Almost a decade after its founders gathered to discuss the idea, the UK's first cross-communal Jewish secondary school has been officially opened.
It was an emotional day for the 200 governors, trustees and parents who battled through thunderstorms to reach the JCoSS site in Barnet and see Tim Loughton MP - who was standing in for Education Secretary Michael Gove, absent at the last minute because of Commons questions over union strikes - declare the school open. Among those present were former Schools Secretary Ed Balls and JCoSS president Gerald Ronson.
But as several speakers made clear, JCoSS, only the second parent-promoted school in the country, could not have come together without the support of the current government and the Blair and Brown administrations.
A handful of Year 7 pupils - until next term the sole year group at the school - launched proceedings with a rendition of the Glee hit Don't Stop Believing. It was a fitting tribute to a project which, as many remarked, had required plenty of faith along its path to fruition.
Before unveiling the plaque Mr Loughton said: "It has been a long slog to get the first pupils through the doors. Looking around, those efforts were worth every twist, turn and setback."

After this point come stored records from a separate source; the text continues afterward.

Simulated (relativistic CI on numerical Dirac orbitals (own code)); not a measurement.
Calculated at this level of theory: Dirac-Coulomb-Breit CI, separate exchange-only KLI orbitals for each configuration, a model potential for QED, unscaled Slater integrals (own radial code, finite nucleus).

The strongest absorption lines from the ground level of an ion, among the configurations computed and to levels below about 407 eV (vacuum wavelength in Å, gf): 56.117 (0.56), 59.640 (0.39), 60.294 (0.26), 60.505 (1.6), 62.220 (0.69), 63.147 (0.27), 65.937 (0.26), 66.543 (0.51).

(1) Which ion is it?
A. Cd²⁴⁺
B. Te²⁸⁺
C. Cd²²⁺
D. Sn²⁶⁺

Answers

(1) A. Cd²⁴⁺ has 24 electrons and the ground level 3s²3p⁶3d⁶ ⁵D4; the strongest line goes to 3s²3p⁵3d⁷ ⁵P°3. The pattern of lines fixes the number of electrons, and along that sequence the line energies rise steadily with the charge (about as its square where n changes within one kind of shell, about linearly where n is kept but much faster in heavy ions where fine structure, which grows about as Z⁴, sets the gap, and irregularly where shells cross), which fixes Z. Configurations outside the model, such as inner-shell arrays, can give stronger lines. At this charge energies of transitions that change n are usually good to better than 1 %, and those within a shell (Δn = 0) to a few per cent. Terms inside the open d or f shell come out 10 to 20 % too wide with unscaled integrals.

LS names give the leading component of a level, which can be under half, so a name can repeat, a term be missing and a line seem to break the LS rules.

Mr Ronson, who has been involved in building nine Jewish schools, said he was proud to have been involved in making JCoSS happen. "This school, being inclusive, is the most important from the community's viewpoint," he said.
Among the many state-of-the-art facilities at JCoSS is the Pears Special Resource Provision, developed alongside Norwood for students with autistic spectrum disorders.
"What we have here at JCoSS is different," said Norma Brier, Norwood chief executive. "It is trying to do something that reaches out to every Jewish child."
The next challenge for JCoSS, a voluntary-aided, co-educational school, will be the opening of a sixth-form department in 2012.
And perhaps the best tribute came from JCoSS pupil Jack Mendoza who said: "It's amazing. I would not mind staying here for the holidays."